Interesting stat for club penguin
Posted by Izzy Neis on May 21, 2008
The Nielsen numbers, which track monthly unique visitors to social-networking sites, found that MySpace’s growth from April 2007 to April 2008 was just 3 percent, and that Club Penguin’s traffic shrank 7 percent. If Nielsen’s numbers are accurate (which is always debatable with online metrics), that’s not good for News Corp and Disney. In August, for example, the same methodology from Nielsen found that Club Penguin had grown 250 percent year-over-year and that MySpace was still growing at a healthy rate of 23 percent.
Nielsen: MySpace, Club Penguin growth static, LinkedIn soaring | The Social – CNET News.com
Down 7 percent, Eh? Hmm. Couldn’t be because they now have proper virtual world competition from Buildabearville, Pirates Online, and other such domains suddenly seeing the SPARK that IS youth online media. It’s about this time last year anyway – when people suddenly moved from adult community buzz to youth oriented buzz, thanks to Barbiegirl’s amazing winter stats.
However, I must debate myself with the fact that kids are multitaskers. I’d love to know from parents what they’re range for paying sites. Do they cash out for one safe experience? Or more?
What is the average amount of paying subscriptions for tweens online? Again – if they are multitaskers, do parents pay for more than one? Or just one and the kids have to enjoy free experiences?

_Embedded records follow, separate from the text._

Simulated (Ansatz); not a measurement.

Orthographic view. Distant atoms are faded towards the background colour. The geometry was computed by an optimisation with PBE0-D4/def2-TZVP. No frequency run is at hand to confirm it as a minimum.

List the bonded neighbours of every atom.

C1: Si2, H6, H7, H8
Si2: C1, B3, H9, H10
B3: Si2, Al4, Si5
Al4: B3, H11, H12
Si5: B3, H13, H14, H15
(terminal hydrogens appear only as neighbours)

But then I go back to the fact pre January/February 2008, people were pointing at the product-based “entrance fee with a stuffed animal purchase”, and only post that time did people start buzzing with subscription based worlds. Of course – that’s a gut assumption from someone who does her best to read all the statements and articles out there, as well as stick her ear firmly to the railtrack and listen for signs of movement.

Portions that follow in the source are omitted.